Thanks for illustrating clearly this point of view.
Nevertheless: are we digitalizing works or are we digitalizing books? It's different.
Apart from theory of difference between a work and a book, there's too some practical consequence. If nsPage is central as it is in my opinion, then any data, both regarding author's words and anything other useful to use them, to quote them, and to assemble them with illustrations, references, logical structure of chapters and so on, should be contained into nsPage, while presently such data are splitted into many different containers (nsIndex, nsPage, ns0 and their infoboxes). I vaguely feel, that there's something to fix in this apporach; and when I recently discovered TEI, and I went a little deeper into OCR text representation as it is, i.e., into abbyy.xml files, my feel became stronger.
In brief, my proposal is: can we consider the possibility to bring into nsPage any structural/logic data needed to build any possible non-paged representation of a work?
Alex
2013/8/26 billinghurst billinghurst@gmail.com
On Sun, 25 Aug 2013 07:46:22 +0200, Alex Brollo alex.brollo@gmail.com wrote:
Into a recent talk at en.source Scriptorium, it has been told that
nsPage
can be viewed merely as a proofreading tool, the ns0 transclusion/text being the real core of source content.
I have a different opinion, since I see nsPage code as the real core of source content, ns0 being merely a derived content, that could be
obtained
with complete automation with a set of data wrapped into a Lua/Scribunto set of structural data (wrapping any needed data for header template and for pages tag), so that any ns0 page/subpage could be obtained with a template {{Derive|index base page name}}.
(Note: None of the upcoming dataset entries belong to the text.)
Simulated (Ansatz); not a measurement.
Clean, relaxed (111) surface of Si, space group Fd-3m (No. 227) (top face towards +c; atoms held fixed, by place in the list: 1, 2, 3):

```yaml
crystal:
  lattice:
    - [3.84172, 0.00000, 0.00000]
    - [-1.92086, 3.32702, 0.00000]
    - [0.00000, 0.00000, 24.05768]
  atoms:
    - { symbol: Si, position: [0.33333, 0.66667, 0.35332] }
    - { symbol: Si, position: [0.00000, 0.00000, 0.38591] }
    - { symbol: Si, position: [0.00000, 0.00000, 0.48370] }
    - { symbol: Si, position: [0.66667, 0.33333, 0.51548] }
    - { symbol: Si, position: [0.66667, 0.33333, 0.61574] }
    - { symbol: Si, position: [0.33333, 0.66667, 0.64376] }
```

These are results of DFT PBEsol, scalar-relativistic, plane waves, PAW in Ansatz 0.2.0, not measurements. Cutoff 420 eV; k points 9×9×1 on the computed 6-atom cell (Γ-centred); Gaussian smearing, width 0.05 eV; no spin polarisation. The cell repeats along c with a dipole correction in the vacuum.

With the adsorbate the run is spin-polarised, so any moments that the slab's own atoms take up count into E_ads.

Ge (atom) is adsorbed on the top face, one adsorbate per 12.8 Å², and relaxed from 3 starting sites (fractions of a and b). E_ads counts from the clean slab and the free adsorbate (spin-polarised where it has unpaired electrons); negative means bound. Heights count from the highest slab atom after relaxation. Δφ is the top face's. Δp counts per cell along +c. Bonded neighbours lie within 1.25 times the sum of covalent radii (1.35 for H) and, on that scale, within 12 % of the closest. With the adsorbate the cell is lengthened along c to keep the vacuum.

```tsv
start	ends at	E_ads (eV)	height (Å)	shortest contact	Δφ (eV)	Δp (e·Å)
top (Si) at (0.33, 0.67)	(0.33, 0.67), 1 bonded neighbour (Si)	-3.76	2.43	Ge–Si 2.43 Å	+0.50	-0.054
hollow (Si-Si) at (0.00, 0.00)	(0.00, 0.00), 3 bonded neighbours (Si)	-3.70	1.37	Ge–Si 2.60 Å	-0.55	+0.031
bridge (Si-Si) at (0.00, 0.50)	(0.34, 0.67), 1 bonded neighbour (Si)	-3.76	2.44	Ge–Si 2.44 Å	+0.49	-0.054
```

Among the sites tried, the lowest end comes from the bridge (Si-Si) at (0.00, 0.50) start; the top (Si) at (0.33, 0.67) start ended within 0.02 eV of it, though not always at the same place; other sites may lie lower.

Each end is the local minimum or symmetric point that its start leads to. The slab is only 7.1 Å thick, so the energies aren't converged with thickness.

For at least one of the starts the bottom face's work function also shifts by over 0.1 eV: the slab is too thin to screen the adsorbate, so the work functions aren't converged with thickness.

Giving to nsPage such a core content role, it will be much simpler to
wrap
into it TEI data, and any POV related to different styles of chapter/sections structure/naming could be avoided; html rendering will
be
unchanged, so saving IMHO conversion in ePub.
What do you think about?
Alex brollo
I am fairly certain that 95% of our transcribers would have little or no concept about which you are talking, and I am not certain that I do either. Once we get out of the scope of the obvious, further suggestions start to be difficult.
The concept that we utilise at enWS is that
- Page: ns is a working, non-presentation area. It is a means for
formatting text for transclusion to the main ns (for straight transcription) and for translation (for WS sourced translations).
- Main ns is the presentation layer of the work produced by the author.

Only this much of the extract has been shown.